- Structured death-related learning produced subscale-specific death attitude changes: transient rise then decline in fear, increased neutral acceptance, early drop in approach acceptance.
- Self-esteem showed strong, consistent improvement across all time points; purpose in life also increased significantly over the study period.
- Qualitative findings revealed life-death integration, constructive meanings, and heterogeneous responses, explaining quantitative patterns and informing end-of-life education consistent with Terror Management Theory.
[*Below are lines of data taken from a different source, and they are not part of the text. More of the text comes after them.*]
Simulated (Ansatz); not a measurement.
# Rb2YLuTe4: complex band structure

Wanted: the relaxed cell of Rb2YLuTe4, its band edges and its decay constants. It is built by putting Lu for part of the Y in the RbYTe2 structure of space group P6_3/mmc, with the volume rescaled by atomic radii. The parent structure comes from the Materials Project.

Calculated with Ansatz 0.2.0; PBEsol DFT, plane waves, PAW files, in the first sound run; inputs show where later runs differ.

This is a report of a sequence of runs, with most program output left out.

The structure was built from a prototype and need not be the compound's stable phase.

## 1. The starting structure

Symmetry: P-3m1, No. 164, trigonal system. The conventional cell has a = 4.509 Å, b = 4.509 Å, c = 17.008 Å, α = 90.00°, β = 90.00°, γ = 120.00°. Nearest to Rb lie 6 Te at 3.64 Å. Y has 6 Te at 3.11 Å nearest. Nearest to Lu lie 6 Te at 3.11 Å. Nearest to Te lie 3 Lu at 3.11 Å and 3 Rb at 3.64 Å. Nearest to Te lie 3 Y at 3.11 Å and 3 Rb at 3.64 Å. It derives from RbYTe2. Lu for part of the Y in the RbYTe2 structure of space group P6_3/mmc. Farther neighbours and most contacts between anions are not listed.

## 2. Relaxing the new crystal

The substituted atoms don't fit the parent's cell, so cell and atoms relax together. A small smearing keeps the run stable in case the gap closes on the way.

BMC Med Educ. 2026 Jun 27. doi: 10.1186/s12909-026-09816-1. Online ahead of print.
ABSTRACT
BACKGROUND: Undergraduates in geriatric service management must be prepared to engage with death-related issues in practice. This study aimed to understand geriatric service management undergraduates’ psychological and attitudinal responses to structured death-related learning by examining changes in death attitudes, self-esteem and purpose in life and exploring students’ subjective experiences of the learning process.
METHODS: A nine-week sequential explanatory mixed-methods study informed by Terror Management Theory was conducted with 25 geriatric service management undergraduates. The quantitative component used a repeated-measures observational design, assessing death attitudes, self-esteem, and purpose in life at three time points using the Death Attitude Profile-Revised, Rosenberg Self-Esteem Scale, and Purpose in Life Test. Quantitative data were analysed using Friedman tests with Bonferroni-adjusted Wilcoxon signed-rank post-hoc comparisons. Semi-structured interviews were subsequently conducted and analysed using content analysis. Quantitative and qualitative findings were integrated during interpretation to explain and contextualise students’ responses to death-related learning.
RESULTS: No significant change was observed in the overall death attitude score (p = .399), although several death-attitude subscales showed significant temporal changes. Fear of death increased during the early learning phase before declining significantly by study completion (pc = .004), whereas neutral acceptance increased over time (pa < .001; pb < .001). Approach acceptance declined during the early phase (pa < .001), with no significant overall change across the study period (pb = .074). Self-esteem showed the strongest and most consistent improvement, with significant gains across all time-point comparisons (pa < .001; pb < .001; pc < .001). Purpose in life increased significantly over time (pa < .001; pb < .001). An exploratory subgroup analysis indicated that early changes in death-attitude profiles differed according to prior formal death education. Qualitative analysis identified three themes: conceptualising life and death as interconnected, perceiving constructive meanings in mortality, and engaging with death through anticipation and learning. These themes provided explanatory context for the quantitative findings by illuminating how students integrated death into their understanding of life, developed greater openness toward mortality, and strengthened their sense of purpose and professional identity. Qualitative accounts also revealed heterogeneous responses to mortality, helping explain the non-significant change in the overall death-attitude score.
CONCLUSION: Structured exposure to death-related learning was associated with subscale-specific changes in death attitudes and consistent improvements in self-esteem and purpose in life among geriatric service management undergraduates. The observed trajectory of an initial increase and subsequent decline in fear of death, together with gains in self-esteem and purpose in life, was broadly consistent with Terror Management Theory and may inform the design of end-of-life care education.